While momentum is continuing for China’s RQFII scheme with the recent inclusion of Germany and the issuance of more licences, some feel the looming Stock Connect link and narrowing offshore/onshore bond yield spreads may reduce the scheme’s attractiveness.
The Shanghai-Hong Kong Stock Connect scheme could tempt investors away from renminbi qualified foreign institutional investor (RQFII) funds, argued Ernest Yeung, managing director at the Hong Kong arm of Changsheng Fund Management.
Changsheng obtained a renminbi qualified foreign institutional investor (RQFII) licence last month, but Yeung said he would wait to gauge the market’s response to Stock Connect before launching new product, because it would enable investors to directly access Chinese equities. In any case, he said: “It is getting more difficult for us to launch products.”

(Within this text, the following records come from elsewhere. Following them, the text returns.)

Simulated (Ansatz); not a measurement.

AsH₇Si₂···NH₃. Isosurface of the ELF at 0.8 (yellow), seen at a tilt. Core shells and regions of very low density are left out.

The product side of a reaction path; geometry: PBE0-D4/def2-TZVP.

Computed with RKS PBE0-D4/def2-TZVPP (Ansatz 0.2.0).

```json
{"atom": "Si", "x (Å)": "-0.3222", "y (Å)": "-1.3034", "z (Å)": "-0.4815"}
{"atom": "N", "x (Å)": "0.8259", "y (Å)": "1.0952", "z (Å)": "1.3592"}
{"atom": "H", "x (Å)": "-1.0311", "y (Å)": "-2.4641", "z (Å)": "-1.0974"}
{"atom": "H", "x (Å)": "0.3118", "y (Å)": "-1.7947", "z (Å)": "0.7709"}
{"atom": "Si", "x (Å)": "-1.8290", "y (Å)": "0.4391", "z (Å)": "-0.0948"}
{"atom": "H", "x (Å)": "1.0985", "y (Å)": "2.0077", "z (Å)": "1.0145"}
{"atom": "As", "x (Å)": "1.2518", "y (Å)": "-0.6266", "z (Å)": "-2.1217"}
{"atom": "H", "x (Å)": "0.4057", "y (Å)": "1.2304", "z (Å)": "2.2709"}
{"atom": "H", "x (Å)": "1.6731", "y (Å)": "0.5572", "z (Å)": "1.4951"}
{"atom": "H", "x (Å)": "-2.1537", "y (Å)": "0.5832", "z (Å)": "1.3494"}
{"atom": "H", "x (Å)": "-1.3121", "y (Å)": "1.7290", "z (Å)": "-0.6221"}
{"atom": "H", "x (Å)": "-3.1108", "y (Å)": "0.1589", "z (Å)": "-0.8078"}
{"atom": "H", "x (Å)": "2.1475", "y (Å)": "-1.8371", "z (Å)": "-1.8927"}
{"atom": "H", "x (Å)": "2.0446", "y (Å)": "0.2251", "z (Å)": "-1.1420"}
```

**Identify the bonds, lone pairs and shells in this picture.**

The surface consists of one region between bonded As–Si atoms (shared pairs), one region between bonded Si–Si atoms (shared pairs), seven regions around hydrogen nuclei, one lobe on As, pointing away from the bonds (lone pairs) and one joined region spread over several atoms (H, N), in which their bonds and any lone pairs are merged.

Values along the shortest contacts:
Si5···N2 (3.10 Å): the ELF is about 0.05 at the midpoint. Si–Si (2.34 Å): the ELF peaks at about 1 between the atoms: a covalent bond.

The planned programme would provide institutional investors with an alternative channel to access Shanghai’s stock market, and the scheme could be extended to the Shenzhen Stock Exchange. If that happens, RQFII fund managers in Hong Kong could see competition increase further.
But Stock Connect may not be suitable for some institutional investors due to its daily trading quota, said Patrick Wong, head of China sales and business development at HSBC Securities Services. “The daily quota cap would be shared across the whole market, and investors risk not being able to trade as there would be others in the queue.”
As Stock Connect could increase competition for managers of equity funds, managers have turned to fixed income products. But such products may become less attractive because the yield spread between onshore and offshore fixed income has been narrowing since the start of the year. As of June, the spread on five-year GCB had tightened to 86 basis points from just over 100 basis points a month previously, according to HSBC.
HSBC expects the process to continue as onshore yields decline on domestic liquidity, and investors turn to high-grade debt in anticipation of headwinds for high-yield bonds.
Still, HSBC’s Wong said: “European investors are interested in onshore Chinese debt as bond yields there are still attractive.”
Meanwhile, the China Securities Regulatory Commission last month awarded six RQFII and two QFII licences. Among them, HSBC Global Asset Management obtained its second RQFII licence, this time in London, after its Hong Kong unit had become the first foreign fund house to get one in July last year.
Moreover, the RQFII programme was earlier this week extended to Germany, which received an initial quota of Rmb80 billion. Frankfurt has become the third city in Europe to be able to access China’s domestic securities market using offshore RMB. Paris and London were admitted to the scheme with quotas of Rmb80 billion each in June this year and October last year, respectively.
HSBC’s Wong said the inclusion of Germany would see RQFII business increase as many European fund managers are interested in launching Ucits structured RQFII products after Luxembourg permitted the launch of Ucits funds invested entirely in China’s interbank bond market.
In addition to HSBC Global AM, US fund house BlackRock received a second RQFII licence – in the UK – last month. Other RQFII licence recipients were the Hong Kong units of Phillip Capital Management and Samsung Asset Management and Hong Kong-based Qilu International Holdings.
Meanwhile, the CSRC in June awarded the first QFII licences in two months, to Citigroup First Investment Management and Taishin International Bank.